I have the blueprint for my Lexman controller. It has 4 buttons for switching scenes and some buttons for on/off, brightness, etc.
By pressing scene buttons I save the alias for group of lights. Then when on/off button is pressed I want turn on/off the group of lights depends on alias selected previously.
To avoid a lot of conditions I just want to keep alias/lights mapping. Something like this:
In the code block below I’m trying to use template to prepare the lights_mapping dictionary but it doesn’t work. What is the best practice to create dictionary with dynamic fields?
blueprint:
name: some name
domain: automation
input:
controller_id:
name: Switch MQTT id
group_1_lights:
name: Group of lights 1
selector:
target:
entity:
domain: light
group_1_name:
name: Name of group 1
group_2_lights:
name: Group of lights 2
selector:
target:
entity:
domain: light
group_2_name:
name: Name of group 2
mode: restart
variables:
name1: !input group_1_name
name2: !input group_2_name
lights1: !input group_1_lights
lights2: !input group_2_lights
lights_mapping: >
{% set dict = {} %}
{% set dict[name1] = lights1 %}
{{ dict }}
And the next question. Is it possible somehow to create dictionary once when automation starts first time and modify it during automation? The idea that each time automation is triggered we have some data from previous automation run?
Now I use input_text to store json. But it’s not convenient to store a lot of data
I want to save current state of light entity controller: color preset, temperature color etc. On my controller I can change light groups and then based on current light group state I want to set next color preset from list, for example. But, to select next one, I want to know the id (or name) of the current one which is stored somewhere.

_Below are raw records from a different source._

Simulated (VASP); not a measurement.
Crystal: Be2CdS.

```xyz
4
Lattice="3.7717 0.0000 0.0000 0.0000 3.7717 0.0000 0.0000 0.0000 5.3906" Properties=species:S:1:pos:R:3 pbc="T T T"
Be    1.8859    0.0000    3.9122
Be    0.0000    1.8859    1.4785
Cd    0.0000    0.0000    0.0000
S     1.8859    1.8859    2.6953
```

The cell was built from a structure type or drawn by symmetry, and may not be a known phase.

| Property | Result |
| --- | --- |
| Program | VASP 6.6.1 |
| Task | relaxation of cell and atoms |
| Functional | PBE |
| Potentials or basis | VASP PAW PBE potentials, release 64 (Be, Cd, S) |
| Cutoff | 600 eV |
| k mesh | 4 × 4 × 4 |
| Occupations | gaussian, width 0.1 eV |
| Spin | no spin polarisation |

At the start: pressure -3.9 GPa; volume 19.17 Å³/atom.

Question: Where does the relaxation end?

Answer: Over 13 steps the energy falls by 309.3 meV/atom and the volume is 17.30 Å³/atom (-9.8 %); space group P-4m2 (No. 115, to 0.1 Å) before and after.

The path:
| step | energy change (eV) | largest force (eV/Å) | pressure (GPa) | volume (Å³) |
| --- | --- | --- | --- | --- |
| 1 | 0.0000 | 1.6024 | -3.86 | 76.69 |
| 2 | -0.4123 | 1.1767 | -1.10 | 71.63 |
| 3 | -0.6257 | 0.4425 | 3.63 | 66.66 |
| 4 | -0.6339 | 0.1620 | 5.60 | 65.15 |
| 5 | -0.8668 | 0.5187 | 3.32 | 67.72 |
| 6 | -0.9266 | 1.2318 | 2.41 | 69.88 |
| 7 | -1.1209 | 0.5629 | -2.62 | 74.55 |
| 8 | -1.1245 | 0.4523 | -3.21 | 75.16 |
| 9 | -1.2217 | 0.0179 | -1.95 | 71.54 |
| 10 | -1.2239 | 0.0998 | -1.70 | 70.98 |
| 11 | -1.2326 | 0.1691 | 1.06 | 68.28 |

I’ve tried to use var integration but it has some issue at this moment.
And it’s impossible to update dictionaries. You can’t read json from input_text and update one of its fields. You need to create new dict from scratch on the fly to be able to update input_text value.
You’re not actually updating a dictionary, but creating a new one to replace it which is the same as the old one, but with one of the keys having a new value.